Steel received a 4+ star review, making it an IndieReader Approved title.

Following find an interview with author Kathleen Novak.

What is the name of the book and when was it published?

Steel was released February 15, 2022.

What’s the book’s first line?

The gun hung by the door where the men could see it.

What’s the book about? Give us the “pitch”.

This is the story of a gun that hung on the wall and the son who fell in love and the miner who left to be a cop in Chicago. It is also the story of the son’s younger brother, who outlived everyone to tell what happened, how they adored their first-born Tony, how Tony found the prettiest girlfriend, strived to be a man, then fell away into a state of mind they did not foresee, and what it is to remember all—the house full and poor, their mother praying in Croatian, their immigrant father leading rough track-gang workers in the widest open iron ore pit in the world.

What inspired you to write the book? A particular person? An event?

My father’s family kept the secret of the oldest son’s destiny for almost a hundred years. Recently, I researched his life and have written my version of his story.

What’s the main reason someone should really read this book?

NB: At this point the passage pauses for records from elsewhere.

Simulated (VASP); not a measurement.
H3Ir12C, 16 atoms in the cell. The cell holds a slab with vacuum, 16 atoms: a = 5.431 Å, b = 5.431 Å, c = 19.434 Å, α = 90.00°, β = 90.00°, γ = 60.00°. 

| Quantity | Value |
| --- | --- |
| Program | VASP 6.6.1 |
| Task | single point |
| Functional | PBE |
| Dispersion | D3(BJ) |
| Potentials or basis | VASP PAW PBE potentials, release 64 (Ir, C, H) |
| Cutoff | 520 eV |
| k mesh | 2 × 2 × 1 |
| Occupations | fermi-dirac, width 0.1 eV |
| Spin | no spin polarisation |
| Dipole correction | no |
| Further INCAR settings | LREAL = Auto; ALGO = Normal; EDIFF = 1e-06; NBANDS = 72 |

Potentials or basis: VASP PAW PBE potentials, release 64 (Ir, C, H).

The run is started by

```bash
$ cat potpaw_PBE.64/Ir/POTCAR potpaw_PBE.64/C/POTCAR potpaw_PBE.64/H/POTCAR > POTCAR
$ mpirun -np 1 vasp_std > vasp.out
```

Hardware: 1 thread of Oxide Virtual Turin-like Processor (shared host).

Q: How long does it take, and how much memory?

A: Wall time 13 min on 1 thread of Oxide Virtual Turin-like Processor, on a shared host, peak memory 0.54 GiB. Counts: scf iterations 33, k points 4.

Steel is a beautiful love story and a reminder that humanity changes little over time. The challenges of immigrant families, the upsets of violence, even the role of guns remains surprisingly the same. The book is at once historical and immediate.

What’s the most distinctive thing about the main character? 

Tony Babić is a young man whose arc in life becomes inexorably altered by the values and economic realities of his era. Perhaps he most resembles Romeo Montague.

 

When did you first decide to become an author?

I have been a poet all my adult life. I began writing narrative fiction fifteen years ago when a story from my childhood (of course) grabbed onto me and would not let go. I later re-wrote that first attempt into the novel Rare Birds which was published by The Permanent Press (TPP) in 2017. TPP also published Do Not Find Me and The Autobiography of Corrine Bernard: A Novel in 2016 and 2018 respectively. I have published many poems in literary magazines nationally.

I love to write.

It saves me.

I so enjoyed working with TPP, but Steel was not a book for them, and this time I wanted to control both the production and outreach. My upcoming book, also historical, tells the life of a prairie woman at the turn of the last century and may be right for a feminine press. Each book has its own journey. I will say that traditional and independent publishing each have their strengths (and stresses). I’m relieved that the industry now makes room for both.